February 08: Value shuffle

February 08: Value shuffle

The new year is here, and with it comes the arrival of certain yearly items for which we each give a shout of joy. Usually, real estate assessments aren’t of this particular group. But for those of us wishing, hoping, trying (and, depending on your faith and/or desperation, praying) to sell our houses in this unpredictable market, annual assessments might just offer some guidance in finding the perfect price to move your home.


Well, if Realtor Charles McDonald’s two tales of assessments offer any indication, not really.

McDonald, a Realtor for Remax Assured Properties, tells the story of recently receiving an e-mail flyer for a property. This particular house was listed over $100,000 below the assessed value.

“On a personal note,” says McDonald, “if somebody were to offer me the assessed value for my personal residence today, I’d have a contract in their hand in 15 minutes. It is so far out of whack right now. [Assessments] are riding way too high.”

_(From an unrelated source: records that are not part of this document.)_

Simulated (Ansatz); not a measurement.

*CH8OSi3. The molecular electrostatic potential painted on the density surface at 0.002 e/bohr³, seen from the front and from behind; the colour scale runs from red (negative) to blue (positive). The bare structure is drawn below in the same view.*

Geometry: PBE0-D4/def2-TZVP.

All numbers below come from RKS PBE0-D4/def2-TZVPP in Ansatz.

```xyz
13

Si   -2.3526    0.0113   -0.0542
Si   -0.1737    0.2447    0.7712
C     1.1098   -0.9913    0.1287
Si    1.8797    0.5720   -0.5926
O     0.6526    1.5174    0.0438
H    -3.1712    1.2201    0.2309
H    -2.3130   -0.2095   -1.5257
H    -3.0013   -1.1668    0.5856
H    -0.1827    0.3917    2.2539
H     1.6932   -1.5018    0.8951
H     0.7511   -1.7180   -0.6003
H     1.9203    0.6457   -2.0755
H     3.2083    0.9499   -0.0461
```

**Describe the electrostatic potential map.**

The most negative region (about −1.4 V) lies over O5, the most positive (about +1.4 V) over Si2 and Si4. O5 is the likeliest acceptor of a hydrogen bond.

But with the market aggressively softening in the last six to nine months, expect this year’s assessments (which, for Charlottesville and Albemarle, come out at the beginning of February) to reflect the market’s downturn. And with the market as shifty as it is, just how much should you and your agent rely on the newest assessments when tackling the most important step in selling your home—pricing it correctly?

First, it’s important to know the difference between an assessment and an appraisal. An assessment is the price the city or county uses to figure your real estate taxes. They are done yearly by assessors working for each locality. An appraisal is a different monster. Independent contractors do appraisals at the request of real estate agents, usually just before a sale is closed.

City and county assessors both try to determine the fair market value of a property—the land and any structural improvements. They use many of the same market-analysis data that agents use, such as recent sales of comparable houses. An appraiser, though, is able to do a more thorough job. He or she has full access to the property and house and detailed knowledge of any improvements. Assessors don’t.

County Assessor Bruce Woodzell says that each assessor is assigned a certain number of properties, and goes out to each during the day. But many times they don’t have the opportunity to go inside each house and have to make an educated guess at what they are pricing.

“It’s the first thing they teach you when you sit in the classroom,” says Woodzell. “Day one: It is not an exact science; it’s an opinion of value based on some good techniques.”

So does it make sense to use your new assessment in setting a listing price?

“It used to play more of a role, but I look at it now and it does not seem to make sense,” says McDonald. “Honestly, I can’t use [assessments] right now.”

What McDonald suggests, though, is to jump ahead in the process a bit and have your house appraised before setting a price.

“Normally I would just do a CMA (Comparative Market Analysis) on a new listing. Recently I have been advising my clients to also get a professional appraisal from a (licensed) appraisal company. This gives the homeowner a true picture of their home’s current market value when determining list price.”

So while your home’s assessed value is a best guess, you may want to get a second opinion before listing it, especially as yearly assessments struggle to keep up with this rapidly changing market.